Thursday, November 03, 2011

The burden of students

I always enjoyed interacting with Sidney Coleman (sadly, now deceased) when I was a postdoc. I was quite pleased to find this interview, part of the AIP Oral History project.

His views about working with students are not surprising to me, despite the high quality of Harvard PhD students. The gap in brainpower between Sidney and even an exceptional graduate student might be vast. It's worth noting that Sidney had a large number of PhD students who became prominent theorists.

I often make the analogy between teaching (or training PhD students) and pushups or running. Perhaps unpleasant while you are doing it, but (hopefully) it makes you stronger. Certainly I learn a lot from teaching, if only from reviewing the material in preparation for lectures. If the students are exceptionally good, I might even learn things from questions asked in class.
But you do enjoy working with students, or do you?

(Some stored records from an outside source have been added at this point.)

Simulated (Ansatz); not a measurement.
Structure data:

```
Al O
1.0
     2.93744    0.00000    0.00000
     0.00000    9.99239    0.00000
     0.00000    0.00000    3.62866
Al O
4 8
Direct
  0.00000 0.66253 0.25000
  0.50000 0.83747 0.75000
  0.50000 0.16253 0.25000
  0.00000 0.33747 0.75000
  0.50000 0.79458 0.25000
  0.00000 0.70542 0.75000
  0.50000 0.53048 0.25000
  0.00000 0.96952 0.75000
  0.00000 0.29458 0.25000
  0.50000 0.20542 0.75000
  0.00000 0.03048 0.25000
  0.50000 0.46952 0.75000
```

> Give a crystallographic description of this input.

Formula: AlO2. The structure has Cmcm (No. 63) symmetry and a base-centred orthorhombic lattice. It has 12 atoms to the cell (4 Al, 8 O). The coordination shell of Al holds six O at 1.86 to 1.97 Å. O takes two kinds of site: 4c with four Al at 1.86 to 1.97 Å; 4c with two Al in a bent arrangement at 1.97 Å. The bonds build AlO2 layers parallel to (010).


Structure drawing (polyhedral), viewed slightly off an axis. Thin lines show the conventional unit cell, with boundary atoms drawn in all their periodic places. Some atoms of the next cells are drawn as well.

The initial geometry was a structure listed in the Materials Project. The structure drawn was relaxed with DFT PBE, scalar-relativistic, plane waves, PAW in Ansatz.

Coleman: No. I hate it. You do it as part of the job. Well, that's of course false...or maybe more true than false when I say I hate it. Occasionally there's a student who is a joy to work with. But I certainly would be just as happy if I had no graduate students. There are plenty of colleagues around here whom I can work with. There are plenty of research fellows; junior faculty. This is true all through the Cambridge area. There's not only Harvard, there are people to work with at MIT, at Brandeis, and there are some good people at places like Northeastern... places loaded with physicists to collaborate with, to talk about physics ideas with, who are ready and KNOW basically how to do research. You know who's good and who's bad. It's not a question of their being embryonically possibly good or possibly rotten. So certainly if I want physicists to collaborate with I don't have to have graduate students. Occasionally there is a graduate student who is a joy to collaborate with. Both David (Politzer) and Eric (Weinberg) were of this kind, but they were essentially almost mature physicists. They were very bright by the time they came to me. In general, working with a graduate student is like teaching a course. It's tedious, unpleasant work. A pain in the neck. You do it because you're paid to do it. If I weren't paid to do it I certainly would never do it.
Interview with Dr. Sidney Coleman by Katherine Sopka at Harvard Physics Department, Cambridge, Massachusetts January 18, 1977.

14 comments:

Sam H said...

Maybe the students are the real "victims" here because they are being taught by someone who probably does not have the emotional or IQ quotient necessary to communicate with them on the appropriate level?

Rod Carvalho said...

I believe it should be "Erick (Weinberg)" instead of "Eric (Weinberg)". The AIP people wrote Prof. Weinberg's name incorrectly.

RKU1 said...

I remember Coleman used to walk into his 2:30pm course rubbing his eyes and yawning, and always complained about the administration forcing him to get up at such an ungodly hour.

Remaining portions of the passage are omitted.